VoBERT: Unstable Log Sequence Anomaly Detection
Introducing Vocabulary-Free BERT
More Info
expand_more
Abstract
With the ever-increasing digitalisation of society and the explosion of internet-enabled devices with the Internet of Things (IoT), keeping services and devices secure is becoming more important. Logs play a critical role in sustaining system reliability. Manual analysis of logs has become increasingly difficult, accelerating the development of automated methods for log-anomaly detection. Despite significant progress in automating log analysis, current state-of-the-art methods face challenges dealing with unstable log data, which means that the content of log messages evolves over time.
We show that LogBERT, a state-of-the-art technique based on Bidirectional Encoder Representations from Transformers (BERT), cannot deal with unstable log data. On the three most prevalent publicly available log datasets, Mathew's Correlation Coefficient (MCC) score (which measures the correlation between a model's output and the correct labels) of LogBERT dropped by 90% after increasing log data instability from 1% to over 80% normal sequences containing logkeys in the test set. Log data instability was increased by only reassigning samples between the train and test set. Furthermore, we show that the high performance of LogBERT reported in the original paper was achieved because the model relied on a simple heuristic that only worked under specific conditions.
To address this issue, we propose a novel sequence anomaly detection technique based on BERT: Vocabulary-Free BERT (VoBERT). VoBERT uses a novel pre-training task we designed specifically for anomaly detection: Vocabulary-Free Masked Language Modeling (VF-MLM). We adapted traditional MLM and removed the fixed vocabulary constraint, which allows VF-MLM to classify out-of-vocabulary logkeys correctly.
We highlight that VoBERT is more stable than LogBERT and outperforms the latter in certain situations where log data is very unstable. For the public datasets, the MCC score of the specific train-test split used in the LogBERT paper dropped by 90% after reassigning the train-test split, increasing log data instability. In addition to sequence-level anomaly predictions, we evaluated all approaches on element level, providing a more granular performance assessment.
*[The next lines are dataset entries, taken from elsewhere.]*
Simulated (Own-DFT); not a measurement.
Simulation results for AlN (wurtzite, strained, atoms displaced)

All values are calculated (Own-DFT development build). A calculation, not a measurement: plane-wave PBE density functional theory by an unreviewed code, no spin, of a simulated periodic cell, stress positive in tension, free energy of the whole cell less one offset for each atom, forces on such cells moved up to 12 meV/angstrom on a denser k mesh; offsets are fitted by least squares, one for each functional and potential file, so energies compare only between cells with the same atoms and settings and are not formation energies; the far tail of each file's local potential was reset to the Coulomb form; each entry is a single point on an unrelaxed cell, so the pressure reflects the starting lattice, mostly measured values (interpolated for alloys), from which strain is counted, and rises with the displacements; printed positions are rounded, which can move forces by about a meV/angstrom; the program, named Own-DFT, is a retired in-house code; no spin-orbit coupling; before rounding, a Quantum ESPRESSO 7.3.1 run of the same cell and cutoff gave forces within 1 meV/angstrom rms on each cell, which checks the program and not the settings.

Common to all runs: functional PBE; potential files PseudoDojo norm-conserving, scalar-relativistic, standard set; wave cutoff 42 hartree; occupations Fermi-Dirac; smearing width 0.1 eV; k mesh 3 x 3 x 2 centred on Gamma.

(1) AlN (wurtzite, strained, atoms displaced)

To assess the generalisation of the experimental results to real-world scenarios, we conducted a case study evaluating the anomaly detection models on real-world security event data collected at a large bank (50,000+ employees). We found that the simple heuristic did not work for this real-world data, having a negative correlation with the correct results. VoBERT showed performance on par with LogBERT on this real-world security event dataset.
We urge future researchers to evaluate their methods on real-world data, as we showed that the commonly used public datasets do not represent real-world scenarios. Furthermore, it is important to assess how difficult it is to detect anomalies in datasets used for evaluation. When a simple heuristic can perform well, such datasets might not be well suited to evaluate a complex anomaly detection model.
This thesis is a proof of concept for the novel pre-training task VF-MLM and paves the way for future work to refine this technique further, as well as to develop additional robust and adaptable solutions for log and security event anomaly detection.